House passes $1.1 trillion spending bill, sends to Senate
The House passed a $1.1 trillion, 1,500 page spending bill Wednesday that sets spending levels for the next year, the beginning of a return to a normal budgeting process that has eluded Congress for the last several years. A total of 357 lawmakers voted yes, with 64 Republicans and three Democrats voting no.
The bill takes the broad outlines of a budget deal crafted by Rep. Paul Ryan, R-Wis., and Sen. Patty Murray, D-Wash., at the end of 2013 and fills in the smaller details. The agreement provides $63 billion in sequester relief and $85 billion in total savings over the next two years, resulting in about $23 billion in deficit reduction.
Passing the bill to flesh out the budget deal is the last step in averting another government shutdown after funding from a short-term spending bill ran out today. In order to allow themselves time to debate and vote on the appropriations measures, both the House and Senate passed short, three-day bills to buy a few extra days. They have until Saturday night to finish off the larger bill.

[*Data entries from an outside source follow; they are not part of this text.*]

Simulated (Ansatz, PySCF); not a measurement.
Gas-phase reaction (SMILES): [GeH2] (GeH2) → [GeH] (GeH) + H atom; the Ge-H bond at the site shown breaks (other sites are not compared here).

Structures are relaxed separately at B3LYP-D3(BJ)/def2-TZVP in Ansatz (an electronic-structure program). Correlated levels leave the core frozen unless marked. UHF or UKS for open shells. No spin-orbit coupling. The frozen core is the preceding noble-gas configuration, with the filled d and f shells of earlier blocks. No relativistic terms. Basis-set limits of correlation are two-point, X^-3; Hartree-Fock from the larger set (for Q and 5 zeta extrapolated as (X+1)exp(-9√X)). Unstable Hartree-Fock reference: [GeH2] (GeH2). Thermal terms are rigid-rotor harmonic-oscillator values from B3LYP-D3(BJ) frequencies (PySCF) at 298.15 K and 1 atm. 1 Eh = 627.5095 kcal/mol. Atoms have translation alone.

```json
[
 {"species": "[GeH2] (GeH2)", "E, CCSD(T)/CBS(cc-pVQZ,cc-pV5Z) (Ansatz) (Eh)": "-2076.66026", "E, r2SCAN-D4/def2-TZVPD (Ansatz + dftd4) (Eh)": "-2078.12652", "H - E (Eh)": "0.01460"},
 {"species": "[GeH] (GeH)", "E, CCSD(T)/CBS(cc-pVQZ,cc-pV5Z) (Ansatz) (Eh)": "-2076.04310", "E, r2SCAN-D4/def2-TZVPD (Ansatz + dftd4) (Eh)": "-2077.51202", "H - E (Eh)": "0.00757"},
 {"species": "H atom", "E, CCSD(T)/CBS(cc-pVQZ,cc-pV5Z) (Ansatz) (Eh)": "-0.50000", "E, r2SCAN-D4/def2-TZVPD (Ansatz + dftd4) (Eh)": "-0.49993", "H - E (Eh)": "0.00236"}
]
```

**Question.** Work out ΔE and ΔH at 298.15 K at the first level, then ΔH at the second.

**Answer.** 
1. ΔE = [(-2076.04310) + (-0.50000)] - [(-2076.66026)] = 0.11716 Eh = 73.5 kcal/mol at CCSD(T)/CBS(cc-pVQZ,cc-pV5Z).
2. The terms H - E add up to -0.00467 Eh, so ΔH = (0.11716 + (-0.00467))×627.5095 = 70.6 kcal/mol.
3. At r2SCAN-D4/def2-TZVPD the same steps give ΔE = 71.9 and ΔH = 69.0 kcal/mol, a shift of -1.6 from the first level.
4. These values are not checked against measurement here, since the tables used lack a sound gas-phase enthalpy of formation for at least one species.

The appropriations heads in the House and Senate, Rep. Harold Rogers, R-Ky., and Sen. Barbara Mikulski, D-Md., worked together to put together the measure, which allows neither party to score any overt political points. Defense and domestic spending that would have been slashed by another round of mandatory budget cuts under the sequester are largely averted. Democrats may have a slight edge, having secured most of the necessary funds to implement the Affordable Care Act and Dodd-Frank financial reform legislation and prevented Republicans from blocking the Environmental Protection Agency from regulating greenhouse gas emissions. But there is also fresh spending for abstinence education programs, a nearly $80 billion cut in daily agency operations, and reduced funding for the National Institutes of Health.
One provision that will please both parties exempts disabled veterans and war widows from a reduction in cost-of-living adjustments for military pensions that was part of the original deal.
As they did with the budget deal, some outside conservative groups had urged members to vote “no” on the measure because it undoes some of the sequester cuts and therefore increases spending.